BLBG: Crude Oil Drops Below $80 as Equities Slump on Credit Freeze
By Mark Shenk
Oct. 10 (Bloomberg) -- Crude oil fell below $80 for the first time in a year and copper headed for its biggest weekly drop in more than 20 years on concern that the deepening financial crisis will push the global economy into a recession.
Oil in New York is approaching its biggest weekly decline since 2003 amid plunging share prices in Asia and Europe. The S&P 500 fell 5 percent to the lowest level since the start of the Iraq War in 2003. All commodities with the exception of gold are down on signs that demand for raw materials will drop as the global economy falters.

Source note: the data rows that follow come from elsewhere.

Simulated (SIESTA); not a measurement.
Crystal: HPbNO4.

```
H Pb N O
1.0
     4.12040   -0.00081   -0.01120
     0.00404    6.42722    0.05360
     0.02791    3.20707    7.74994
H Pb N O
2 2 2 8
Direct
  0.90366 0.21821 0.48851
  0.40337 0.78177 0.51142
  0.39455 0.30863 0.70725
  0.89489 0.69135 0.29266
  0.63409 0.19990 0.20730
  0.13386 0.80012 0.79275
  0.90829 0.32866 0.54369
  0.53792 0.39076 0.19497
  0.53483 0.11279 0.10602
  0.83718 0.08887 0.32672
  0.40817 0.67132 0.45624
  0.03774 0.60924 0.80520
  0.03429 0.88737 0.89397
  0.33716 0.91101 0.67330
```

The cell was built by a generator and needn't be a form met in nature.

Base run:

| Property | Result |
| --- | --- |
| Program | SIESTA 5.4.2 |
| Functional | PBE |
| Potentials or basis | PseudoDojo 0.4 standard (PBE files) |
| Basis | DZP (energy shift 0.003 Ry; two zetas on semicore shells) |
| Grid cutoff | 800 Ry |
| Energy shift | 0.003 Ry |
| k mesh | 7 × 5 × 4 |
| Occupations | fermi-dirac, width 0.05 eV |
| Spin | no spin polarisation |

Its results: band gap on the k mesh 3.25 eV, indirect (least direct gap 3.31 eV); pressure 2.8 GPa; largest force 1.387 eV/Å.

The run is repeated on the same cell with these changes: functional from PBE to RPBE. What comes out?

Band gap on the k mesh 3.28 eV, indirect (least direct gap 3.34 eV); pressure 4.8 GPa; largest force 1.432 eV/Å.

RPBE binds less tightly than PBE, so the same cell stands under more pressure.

``No matter where you look, there is bleeding everywhere,'' said Chip Hodge, a managing director at MFC Global Investment Management in Boston, who oversees a $4.5 billion energy-company bond portfolio. ``I don't know where the bottom is. It's clear that we are headed for a painful couple of years.''
Crude oil for November delivery fell $5.83, or 6.7 percent, to $80.76 a barrel at 10:59 a.m. on the New York Mercantile Exchange. Futures touched $78.61, the lowest since Oct. 9, 2007. Prices have dropped 45 percent from the record $147.27 a barrel reached on July 11.
Gasoline for November delivery declined 15.07 cents, or 7.4 percent, to $1.8766 a gallon in New York. Heating oil dropped 14.88 cents, or 6.2 percent, to $2.2698 a gallon.
More than $4 trillion has been erased from global equities this week even as central banks across the world were forced to cut interest rates on concern banks will run out of money.
`Moving on Emotion'
``This is a market that is moving on emotion, not the supply and demand picture,'' said Sarah Emerson, managing director of Energy Security Analysis Inc., a consulting firm in Wakefield, Massachusetts. ``We are looking for a landing place, and I have no idea where it is.''
The Reuters/Jefferies CRB Index of 19 commodities tumbled to the lowest in more than a year today. The CRB fell as much as 13.25 to 297.28, the weakest since Jan. 30, 2007. The index has slumped 37 percent from a record on July 3.
Copper futures for December delivery fell 22.65 cents, or 9.4 percent, to $2.1795 a pound on the Comex division of the New York Mercantile Exchange.
The International Energy Agency, an adviser to 28 nations, cut its forecast for global oil demand next year by 0.5 percent as the worst financial crisis since the 1930s threatens a global recession.
The IEA lowered its 2009 projection by 440,000 barrels a day to 87.2 million barrels a day, the Paris-based agency said today in its monthly report, citing a weaker economic outlook from the International Monetary Fund. Non-OPEC supply growth this year has been ``largely wiped out'' after hurricanes in the Gulf of Mexico and pipeline disruptions in Azerbaijan.
Lower Demand
U.S. fuel demand averaged about 18.7 million barrels a day during the past four weeks, the lowest since June 1999, according to an Energy Department report on Oct. 8. The figure is down 8.6 percent from the year-earlier period.
The MSCI World Index fell for a seventh day, losing 6.1 percent, and Japan's Nikkei 225 Stock Average slumped 9.6 percent, the second-biggest drop on record. Europe's Dow Jones Stoxx 600 declined 6.5 percent.
``Oil is not a safe haven, because you have to use it,'' said Michael Lynch, president of Strategic Energy & Economic Research in Winchester, Massachusetts. ``Gold and putting money in your mattress look like the safest places to put your money.''
Oil companies followed energy futures lower. Exxon Mobil Corp. dropped 10 percent to $61.13 after touching $58.30, the lowest since June 26, 2006. Chevron Corp. fell 8 percent to $58.86.
Brent crude oil for November settlement declined $6.31, or 7.6 percent, to $76.35 a barrel on London's ICE Futures Europe exchange. Futures touched $75 a barrel, the lowest since Sept. 11, 2007.